So we need to wait to apply fall ammonia not only until soil temperatures are 50 or less, but until we have reasonable confidence that they’ll stay there. In Illinois, we normally consider November 1 to be the date at which we can be reasonably sure that soil temperatures won’t rise again until the next spring. That’s not a sure thing, however – in both of the past two years, soil temperatures have gone above 50 at least once between November and February. But most years it’s a reasonable starting date to balance keeping N safe with getting fall application done.

Minimum air temperatures have fallen into the 40s this past week, which has people wondering if it might be OK to go ahead and start applying now. Minimum soil temperatures 4 inches deep under bare soil (from the Illinois Water Survey http://www.isws.illinois.edu/warm/soil) have dropped to the upper 40s to low 50s over much of the state each day between October 16 and 18 this week. The problem with using only the minimum soil temperature is that it doesn’t represent the actual soil temperature in the ammonia application zone. As Figure 1 shows, minimum soil temperatures (on clear days) are typically five degrees or so less than average soil temperatures for the day. So even though we may need a jacket on cool mornings this week, ammonia applied now is not going to be in soils with temperatures less than 50 degrees for some days or weeks.

Figure 1. Soil temperature at 4 inches under bare soil at three Illinois Climate Network sites on October 17, 2017. Source: Illinois State Water Survey.

Figure 1. Soil temperature at 4 inches under bare soil at three Illinois Climate Network sites on October 17, 2017. Source: Illinois State Water Survey.

Air temperatures are forecast to stay in the 70s the rest of this week, to fall into the 50s (with lows in the mid to upper 30s) next week, then to rise again (with dry weather) for some period after that. We’re already past the average first frost date for central and northern Illinois, and even with more seasonal temperatures coming the last week of October, it doesn’t look like ammonia applied now will be as safe from nitrification and possible loss as will ammonia applied in November.

If the soil is in condition to apply ammonia, soil temperatures are in the upper 40s, and the 10-day forecast doesn’t show above-normal temperatures settling in, the last few days of October might offer an opportunity to start applying ammonia. But what if early November is warmer than normal, and soil temperatures remain above 50? Delaying application, of course, moves us closer to having safer soil temperatures.

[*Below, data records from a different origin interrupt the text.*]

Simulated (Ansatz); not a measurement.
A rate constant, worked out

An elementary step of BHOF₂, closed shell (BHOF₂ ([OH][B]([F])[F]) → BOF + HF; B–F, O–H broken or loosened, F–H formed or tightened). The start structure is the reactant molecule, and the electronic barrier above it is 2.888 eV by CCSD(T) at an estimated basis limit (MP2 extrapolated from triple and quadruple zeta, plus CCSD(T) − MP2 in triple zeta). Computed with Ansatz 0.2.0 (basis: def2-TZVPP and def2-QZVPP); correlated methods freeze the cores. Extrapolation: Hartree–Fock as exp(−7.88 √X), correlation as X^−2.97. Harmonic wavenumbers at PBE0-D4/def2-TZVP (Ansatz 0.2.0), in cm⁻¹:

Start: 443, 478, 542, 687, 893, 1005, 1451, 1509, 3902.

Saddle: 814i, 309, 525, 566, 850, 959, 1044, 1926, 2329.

Average Illinois fall temperatures have been trending slowly upward for some decades now, and as we have seen the last few years, waiting until November 1 does not assure low soil temperatures as consistently as it did in the past. So if a stretch of warm weather is still in the forecast at the end of October, it might make sense to wait a little longer. Otherwise, patience in waiting another 10 days will likely be rewarded, even if – as is often be the case when doing the right thing – the reward isn’t very visible.